Battery: (1) Section of a broadside commanded by a lieutenant or midshipman. (2) Gun position on land.

Beam: Widest part of a ship.

Between the devil and the deep blue sea: The devil isn't Satan but the seam in the planking on the waterline. If a sailor found himself stuck there, he was in a pretty precarious position.

Bowspirit: Spar projecting over a ship's bow and spreading parts of the standing rigging and the jibs.

Brigs: Two-masted, square-rigged vessel with a staysail on a boom on the aftermast.

Broadside: (1) The complete battery mounted on one side of a ship. (2) The simultaneous firing of all these guns.

Bulkhead: Vertical partition below decks.

Burgoo: A kind of portridge.

By and large: The expression dates from the days of square-rigged vessels. "By the wind" meant that the wind was before the beam: "sailing large" meant it was lagging behind. "By and large", therefore, implies a general balance between extremes.

Carronade: A short light cannon firing a disproportionately heavy ball at a low velocity.

Coxswain: Seaman in permanent charge of a ship's boat.

Cutter: (1) One-masted vessel rigged with a gaff mainsail, topsail, headsails and usually a square topsail. (2) Short ship's boat.

Davy Jones's Locker: Seamen's slang for the bottom of the sea. There are several theories as to the origin of the expression: One is that Davy Jones was the owner of a sixteenth-century London pub where unwary sailors were drugged and put in lockers, and then awoke aboard ship to find they had been press-ganged into the Navy.

In the doldrums: Being inactive or depressed - deriving from the doldrums near the equator where calm conditions prevail and sailing ships were often becalmed for days or weeks.

  Flagship: Ship carrying an admiral, and therefore his flag.

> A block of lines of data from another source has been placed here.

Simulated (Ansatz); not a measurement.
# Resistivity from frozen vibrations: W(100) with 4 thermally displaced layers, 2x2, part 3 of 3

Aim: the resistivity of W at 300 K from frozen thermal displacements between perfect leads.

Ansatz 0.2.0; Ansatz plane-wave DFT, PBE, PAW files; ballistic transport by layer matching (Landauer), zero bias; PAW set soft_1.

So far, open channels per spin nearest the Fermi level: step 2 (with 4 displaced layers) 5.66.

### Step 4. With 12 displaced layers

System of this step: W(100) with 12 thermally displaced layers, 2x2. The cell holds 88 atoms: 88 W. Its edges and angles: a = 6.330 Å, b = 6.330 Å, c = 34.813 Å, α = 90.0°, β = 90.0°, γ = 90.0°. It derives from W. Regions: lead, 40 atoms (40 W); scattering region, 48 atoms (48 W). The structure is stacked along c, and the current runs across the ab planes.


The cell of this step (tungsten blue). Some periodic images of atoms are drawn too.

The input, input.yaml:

Forecastle: Small deck built over the forward part of the main deck.

Foremast: Foremost of a ship's three masts.

Frigate: Fifth or Sixth "rate" ship (ships were rated by the number of cannon they carried), most often with 32-38 cannon. Everyone but the captain lived on the unarmed "gundeck" at the waterline.

Gaff: Spar extending the heads of certain fore-and-aft sails.

To run the gauntlet: Now meaning to go through an unpleasant experience, it derives from a naval and military punishment that became prominent during the Thirty Years War (1618-48), when an offender was forced to proceed between two lines of men who would attack him with clubs, whips or knotted cords. Derives from the Swedish "gata" meaning road, and "lopp", meaning course.

Heads: The crew's latrines, an open grating each side of the base of the bowsprit.

  League: Three nautical miles.

Longboat: Largest of a ship's boats.

Maelstrom: Used to denote a confused turmoil, it was originally the name given to strong currents in the waters of Norway's Lofoten Islands. Derives from the Dutch "malem"-to grind-and "stroom", meaning stream.

Mainmast: Tallest mast, the central one of a ship.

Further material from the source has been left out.